A trial magistrate has remanded the chairman and other members of the 3 Years Jotna Movement to Mile II pending their arraignment before the high court.

Magistrate P. Sarr of the Kanifing Magistrate’s Court made this ruling following an intense argument between the prosecuting officer and the defence lawyer.

Superintendent M.D Mballow made an application for the matter to be transferred to the high court because the court lacks the jurisdiction to try count 3 which deals with rioters demolishing structures.

The Police Superintendent submitted that counts 1 and 2 attract imprisonment of 1 and 5 years respectively while count 3 attracts life imprisonment.

“Our laws do not confer this court with the power to try offences that attract a life imprisonment,” Mballow said.

He relied on Legal Notice number 3 of 2009 which provided for a Special Criminal Division of the High Court to try offences such as count 3 because it attracts the sentence of life imprisonment. Mballow argued that the legal notice forms part of the laws of the Gambia in accordance with section 7 of the Constitution.

“Legal Notice number 3 of 2009 takes away the jurisdiction of this honourable court to try count 3 (rioters demolishing structures),” Mballow said.

He said since the legal notice oust the court’s power to try the offence, it should transfer the matter to the high court and remand the accused persons pending their arraignment before the high court.

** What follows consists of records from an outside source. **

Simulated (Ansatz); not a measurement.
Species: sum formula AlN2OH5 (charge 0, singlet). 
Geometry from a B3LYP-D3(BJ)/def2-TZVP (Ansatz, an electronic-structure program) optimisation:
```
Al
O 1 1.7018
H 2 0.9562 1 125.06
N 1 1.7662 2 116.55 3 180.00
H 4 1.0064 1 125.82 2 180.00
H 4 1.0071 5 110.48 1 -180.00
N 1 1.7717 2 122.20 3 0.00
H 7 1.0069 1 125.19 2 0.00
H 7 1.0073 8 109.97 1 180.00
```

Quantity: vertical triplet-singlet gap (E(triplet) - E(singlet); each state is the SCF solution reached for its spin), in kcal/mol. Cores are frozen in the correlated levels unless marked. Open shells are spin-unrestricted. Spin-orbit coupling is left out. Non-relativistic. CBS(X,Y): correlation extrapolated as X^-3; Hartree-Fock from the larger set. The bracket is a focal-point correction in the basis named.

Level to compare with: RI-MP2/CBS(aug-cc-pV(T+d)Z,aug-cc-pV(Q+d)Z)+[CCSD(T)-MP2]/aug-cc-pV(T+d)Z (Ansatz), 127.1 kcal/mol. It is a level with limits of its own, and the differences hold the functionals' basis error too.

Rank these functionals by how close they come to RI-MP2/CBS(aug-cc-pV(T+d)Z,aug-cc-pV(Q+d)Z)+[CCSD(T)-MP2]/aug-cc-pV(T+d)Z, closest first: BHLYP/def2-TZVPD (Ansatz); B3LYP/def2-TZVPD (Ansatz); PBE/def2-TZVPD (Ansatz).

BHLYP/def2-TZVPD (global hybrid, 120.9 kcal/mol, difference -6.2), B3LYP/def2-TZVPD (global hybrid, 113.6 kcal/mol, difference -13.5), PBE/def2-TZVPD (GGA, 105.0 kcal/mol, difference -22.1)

He said the Legal Notice was enacted by the Chief Justice in 2009 under the powers conferred on him by section 143 of the Constitution. Mballow urged the court not to grant the accused persons bail because it will be contrary to section 99 (1) of the Criminal Code. He said section 99 (1) of the Code provides bail for all offences except those that attract death and life imprisonment sentences.

Lawyer Lamin S. Camara, the lead defence counsel commenced his submission with the following statements: “I like the argument of my learned friend. Yes, the court lacks the jurisdiction to hear the case. So why do you bring us here? I applaud the argument of my learned friend, but I bet to disagree with him.”

Lawyer Camara said: “This court has the jurisdiction to try this case. This court has all the powers under section 5 (2) of the Criminal Procedure Code (CPC) (powers of the subordinate courts).”

He said section 5 (2) of the CPC provides that the court can sentence any offence authorised by law.

The senior lawyer submitted that Legal Notice number 3 of 2009 is not a law but a practice directive. He argued that the legal notice is not an Act of the National, not a rule and not a regulation but a practice directive creating a Division of a court.

“The legal notice does not oust the court’s jurisdiction to try the offences. The intent of the practice directive (Legal Notice) is contained in section 1. It provides ‘in the interest of effective case management and expeditious disposition of cases relating to capital offences,” Camara said.

He said the legal notice does not create a court instead it created a Special Division of a court, therefore, it cannot take away jurisdiction.

Lawyer Camara argued that the legal notice provided for capital offences.
“Capital offences attract death and not life imprisonment,” Camara said, adding that “death, death and not life imprisonment.”

He said the court has the jurisdiction to grant the accused person bail on all the 3 counts even though 3rd count attracts life imprisonment relying on section 29 of the Criminal Code. He said the discretion of the court to hand down judgment prescribed by law is not fettered.

“Sentence to life imprisonment is not mandatory under our laws, unlike treason which attracts death. The court can reduce sentences including life imprisonment sentences,” Lawyer Camara said.

Barrister Camara said section 208 A of the CPC does not make it mandatory for the court to transfer the matter to the high court. He said the said section has the word “may” which means it is not mandatory to transfer matters, adding that the court has the jurisdiction to try the case.

“The provision is inapplicable here because the court has the jurisdiction to try this case (and the charges),” L.S. Camara submitted.

He reiterated that the practice directive (Legal Notice) is not a law; not an Act of the National Assembly, not a rule and not a regulation.

“It (Legal Notice) does not create a court. It creates a Division,” Camara said.
He added: “The jurisdiction of the court can only be ousted by statute and not directives.”
He concluded saying “your lordship has the jurisdiction to try this case and you have the jurisdiction to grant bail.”

Mballow in his reply on points of law said section 5 of the CPC provides that the court shall not derogate from the law that confers jurisdiction to another court.

He said Legal Notice number 3 of 2009 is a law envisaged and recognised by section 7 of the Constitution. He said section 27 of the CC deals with punishment and it has no bearing on the argument.

“This court cannot deal with an offence that it does not have jurisdiction to try,” he said.
He added: “capital offence does not exclude offences that attract life imprisonment. Capital offence includes life imprisonment.”

In her ruling, Magistrate Sarr said the Legal Notice is a law and it has ousted the jurisdiction of the court to try the case. She said the Legal Notice is a subsidiary legislation and therefore section 7 of the Constitution provides that subsidiary legislation forms part of the laws of the Gambia. She said she lacks the jurisdiction to entertain the matter.

She transferred the matter to the high court relying on section 61 of the Criminal Code. She also relied on section 208A to remand the accused persons to Mile II.